Discussion in 'Amps and Cabs [BG]' started by Sequimite, Jun 11, 2012.

  1. Noob here, life-long drummer, long time rhythm guitarist with an opportunity to play bass. I'm also a stereophile and old, so I have the stubborn determination that you need a BIG cabinet for proper lows. I think of the bass reproduction in my old Bozak Concerto speakers.

    I've also noticed that many bass speaker cabinets look a lot like full range PA speakers, so is there anything, other than size and weight, that should deter me from using an Altec Voice of the Theater cabinet or it's equivalent for my bass?
  2. Not really, the amount of sound output you get would be limited by the speaker in the A7.
    That said, you have been hearing bass recorded from a baked in voice of the bass amp in a processed state. A live instrument is much more percussive. Like the amount of air from a kick drum (that also carries a note). You would not like the sound of a midrange horn with a live bass by the way.
  3. Thanks for the reply. So those bass cabinets with tweeter horns and such aren't designed for full frequency reproduction but are attenuated to suit a bass guitar?
  4. Jeff Scott

    Jeff Scott Rickenbacker guru.......... Supporting Member

    Are you related to J. Gordon Holt? :bag:
  5. I think he had a good point about trusting your ears rather than relying on what scientific instruments can measure.
  6. basscooker

    basscooker Commercial User

    Apr 11, 2010
    cincy ky
    Owner, Chopshopamps.com
    what's the best pa cab for metal?
  7. Mock me all you like as long as I get a clear answer.
  8. Here's an example of a published frequency response from another thread: " Ampeg SVT-210 AV cab. Ampeg lists it on their web site as -3db at 58Hz-5kHz and -10db at 40 Hz."

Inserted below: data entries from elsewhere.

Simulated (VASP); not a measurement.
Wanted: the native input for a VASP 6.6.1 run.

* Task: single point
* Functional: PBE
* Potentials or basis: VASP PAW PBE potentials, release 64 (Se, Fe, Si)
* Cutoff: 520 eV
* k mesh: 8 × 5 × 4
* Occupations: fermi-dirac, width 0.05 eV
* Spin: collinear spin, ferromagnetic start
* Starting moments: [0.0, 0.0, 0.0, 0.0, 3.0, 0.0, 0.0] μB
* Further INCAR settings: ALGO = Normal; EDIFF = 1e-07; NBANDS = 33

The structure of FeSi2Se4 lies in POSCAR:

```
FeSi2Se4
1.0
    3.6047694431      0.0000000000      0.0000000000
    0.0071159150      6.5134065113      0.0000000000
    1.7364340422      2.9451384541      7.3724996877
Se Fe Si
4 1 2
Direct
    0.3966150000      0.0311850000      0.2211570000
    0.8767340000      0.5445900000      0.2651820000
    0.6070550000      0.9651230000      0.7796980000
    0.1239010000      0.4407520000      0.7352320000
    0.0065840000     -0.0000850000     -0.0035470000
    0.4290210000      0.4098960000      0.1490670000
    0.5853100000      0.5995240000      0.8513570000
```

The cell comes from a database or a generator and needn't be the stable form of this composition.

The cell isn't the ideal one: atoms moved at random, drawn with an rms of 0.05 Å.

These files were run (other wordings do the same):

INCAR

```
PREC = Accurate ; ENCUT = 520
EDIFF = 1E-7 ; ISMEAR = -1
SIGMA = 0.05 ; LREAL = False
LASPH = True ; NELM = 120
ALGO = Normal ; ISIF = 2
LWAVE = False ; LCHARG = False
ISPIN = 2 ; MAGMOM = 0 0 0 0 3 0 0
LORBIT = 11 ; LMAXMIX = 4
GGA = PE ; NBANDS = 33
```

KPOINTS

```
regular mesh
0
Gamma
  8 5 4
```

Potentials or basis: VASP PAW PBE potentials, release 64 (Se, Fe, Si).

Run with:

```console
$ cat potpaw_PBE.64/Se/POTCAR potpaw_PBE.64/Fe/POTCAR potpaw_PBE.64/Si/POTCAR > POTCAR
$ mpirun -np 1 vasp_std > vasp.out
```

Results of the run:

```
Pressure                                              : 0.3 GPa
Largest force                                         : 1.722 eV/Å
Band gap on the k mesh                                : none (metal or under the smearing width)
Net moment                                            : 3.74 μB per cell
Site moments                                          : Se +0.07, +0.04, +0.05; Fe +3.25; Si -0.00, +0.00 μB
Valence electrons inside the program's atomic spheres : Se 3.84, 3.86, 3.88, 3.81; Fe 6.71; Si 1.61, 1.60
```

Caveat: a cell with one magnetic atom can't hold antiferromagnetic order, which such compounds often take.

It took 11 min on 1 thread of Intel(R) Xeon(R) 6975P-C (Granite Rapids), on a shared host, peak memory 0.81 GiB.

    That's pretty damn flat compared to any electric guitar amp. Given how flat that is why wouldn't a PA cabinet with a little frequency equalization work? And I don't buy the claim that Altec VOT's can't get loud enough.
  9. Note I did say midrange horns. The tweeter horns are at the upper most content of bass guitar harmonics 3KHz to 5 KHZ is the cross-over point.
  10. Every one knows its Peavey from Craigslist:D

    There are a few companies that make 2 or 3 way bass cabs. They often get confused with PA cabs, but are tuned lower, or have some Bass specific design
    Carvin LS1503
    Avatar TB1503 and others
  11. MI industry doesn't have to play by the same rules as general consumer goods and specs take full advantage of this fact. In other words gains of salt needed. Pay careful attention to wording "-3db at 58Hz-5kHz" does not say flat within +/- anything. This leaves you to assume a -3db drop off at 58Hz and at 5kHz (1/2 sound output).

    Who said A7's couldn't be loud enough? What is loud enough anyway?
  12. The highly regarded fEarful and its progeny are based on PA speaker concepts; fairly flat full-range response. What you have in mind might work, though not as well as the real thing. Your background tells me that you are fully qualified to trust your ears, and that ultimately is what is going to determine what "works" or doesn't.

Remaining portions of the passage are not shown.